On October 1 this year, the Carbon Border Adjustment Mechanism (EU CBAM) regulation will start applying, introducing the world’s first carbon border tax.
The CBAM monitoring obligation begins on October 1, and the first detailed CBAM report is due in January 2024. The report includes data on embedded CO2 emissions in imported products.
CBAM affects manufacturers and exporters to the EU and, for now, includes iron, steel, aluminum, cement, artificial fertilizers, electricity, and hydrogen.
CBAM is a fundamental shift in the international trade regime with the EU, potentially affecting costs, margins, and the competitiveness of imported products in the EU market.
Businesses should get informed, prepare, and adapt to the new conditions, especially in preparing data for the first quarterly period beginning October 1.
What is CBAM and Why is it Important?
On October 1, 2023, the European Union will apply a new regulation to introduce the world’s first carbon import duty, the Carbon Border Adjustment Mechanism (CBAM). This is a critical part of the overall strategy to address climate change, embodied in the “Fit for 55” package, which aims for Europe to become a climate-neutral continent by 2050.
With CBAM, the EU aims to level the playing field, ensuring European companies, which already pay a carbon dioxide emission price through the EU Emissions Trading System (ETS), compete fairly with products from countries with minimal or no such charges. This is also intended to address the problem of “carbon leakage,” the effect of relocating production from the EU to countries with less stringent climate regulations to avoid paying for CO2 emissions.
While CBAM is a significant step in the EU`s climate policy, its effects transcend environmental considerations, as it is likely to have considerable implications for international trade and operational dynamics in various sectors. The European Union is leveraging the “Brussels Effect,” banking on CBAM becoming a golden standard in this domain, akin to how GDPR influenced global data protection standards. This ensures that companies outside the EU align with its laws, creating a domino effect globally.
Initially, CBAM will include carbon-intensive manufacturing sectors, including iron and steel, aluminum, cement, fertilizer, electricity, and hydrogen. This list will likely expand to cover all products included in the EU ETS. It may encompass glass, paper, mineral oils, plastics, and organic chemicals in the coming several years.

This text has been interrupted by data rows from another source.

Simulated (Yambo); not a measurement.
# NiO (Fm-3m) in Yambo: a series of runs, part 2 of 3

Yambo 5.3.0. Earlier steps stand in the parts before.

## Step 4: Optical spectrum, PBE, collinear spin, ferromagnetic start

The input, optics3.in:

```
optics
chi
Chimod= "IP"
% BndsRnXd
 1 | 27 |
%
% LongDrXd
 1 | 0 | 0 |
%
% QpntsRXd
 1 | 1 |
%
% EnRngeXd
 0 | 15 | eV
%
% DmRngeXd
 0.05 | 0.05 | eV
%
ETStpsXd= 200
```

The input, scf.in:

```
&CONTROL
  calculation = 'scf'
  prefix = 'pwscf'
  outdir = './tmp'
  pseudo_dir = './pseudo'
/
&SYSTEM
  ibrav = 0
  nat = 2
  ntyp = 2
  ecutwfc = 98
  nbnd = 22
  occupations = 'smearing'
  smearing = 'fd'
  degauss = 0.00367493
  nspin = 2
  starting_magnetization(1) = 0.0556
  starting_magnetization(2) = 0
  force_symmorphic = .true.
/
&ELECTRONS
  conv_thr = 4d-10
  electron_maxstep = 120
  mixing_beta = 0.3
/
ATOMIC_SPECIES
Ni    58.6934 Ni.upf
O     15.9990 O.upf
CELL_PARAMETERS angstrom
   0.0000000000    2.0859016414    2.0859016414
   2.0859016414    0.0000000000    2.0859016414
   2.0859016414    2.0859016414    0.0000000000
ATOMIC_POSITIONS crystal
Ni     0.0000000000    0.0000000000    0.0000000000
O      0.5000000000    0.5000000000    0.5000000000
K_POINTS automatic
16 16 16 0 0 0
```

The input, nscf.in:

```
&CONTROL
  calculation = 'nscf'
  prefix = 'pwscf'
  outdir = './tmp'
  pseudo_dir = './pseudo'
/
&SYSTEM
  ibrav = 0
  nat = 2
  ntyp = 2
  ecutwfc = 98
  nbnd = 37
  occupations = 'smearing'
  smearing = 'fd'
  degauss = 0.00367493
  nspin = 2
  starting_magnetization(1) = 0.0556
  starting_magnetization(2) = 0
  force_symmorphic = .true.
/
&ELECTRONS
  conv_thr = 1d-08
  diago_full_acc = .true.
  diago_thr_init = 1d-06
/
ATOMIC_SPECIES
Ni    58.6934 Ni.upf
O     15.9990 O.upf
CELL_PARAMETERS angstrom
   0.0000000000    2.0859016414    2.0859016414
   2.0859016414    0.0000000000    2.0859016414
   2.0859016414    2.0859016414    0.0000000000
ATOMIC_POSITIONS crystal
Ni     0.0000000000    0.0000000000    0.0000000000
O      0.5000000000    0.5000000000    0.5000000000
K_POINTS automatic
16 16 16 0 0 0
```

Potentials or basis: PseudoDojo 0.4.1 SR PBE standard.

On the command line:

For non-EU manufacturers and importers, especially those from the Western Balkans, the introduction of CBAM presents many challenges and opportunities. As the EU accounts for a significant part of total exports and due to the structure of the manufacturing sector, our region is particularly exposed. Companies exporting affected products to the EU must now be agile, informed, and future-oriented.
What does CBAM entail?
The CBAM regulation was adopted on April 18, 2023, and the Implementation Regulation, which clarifies the application method, was published on August 17, 2023. This sets the groundwork for the CBAM transitional phase, starting October 1, 2023.
During this period, EU importers must report quarterly on carbon dioxide emissions for the specified product categories, but a financial levy will not apply. The first CBAM reports should be submitted by January 31, 2024. This transitional phase allows companies and other stakeholders time to prepare comprehensively for the full introduction of CBAM, starting in January 2026.
How does CBAM affect non-EU producers and EU importers?
Calculating CO2 emissions in production is complex, and the monitoring obligation falls on non-EU producers. While certain standard values will bridge missing data, their use will be limited. The CBAM regulation requires reliable emissions data throughout the supply chain, posing a significant challenge for businesses globally. Though no financial burdens will be incurred during the transitional phase, EU importers failing to report or falsely reporting will face penalties ranging from 10 to 50 euros per ton of unreported CO2 emissions.
From January 2026, the full implementation of CBAM begins, initiating the obligation to purchase and surrender CBAM certificates corresponding to the declared embedded emissions. If certain conditions aren`t met, this financial burden will affect product profitability and competitiveness in the EU market.
What Should Be Done?
Understanding CBAM and its business implications is crucial for all non-EU companies aiming for compatibility with the EU market. The regulation represents a drive for global sustainability and new market dynamics. CBAM hopes to encourage other countries and regions to establish their own emissions trading systems. Recent announcements from countries like Türkiye and Indonesia about introducing an emissions pricing system confirm this assumption.
Companies need to prepare rapidly, first by comprehensively studying the financial and other implications of CBAM for their operations. It`s essential to analyze data needs thoroughly, especially regarding measuring actual CO2 emissions in production, determining where gaps exist, and establishing internal data collection and monitoring processes. Closely following EU guidelines and potential rule adjustments during the transitional phase is crucial. From October 1, importers must report regularly and correctly, ensuring the reports submitted are accurate and in line with the CBAM Implementation Regulation.
In this transformative period, expertise on CBAM, its intricacies, and potential opportunities will be essential for successful adaptation and growth. With the appropriate adjustments and strategic orientation, companies can mitigate risks and tap into the benefits of this global shift toward sustainability.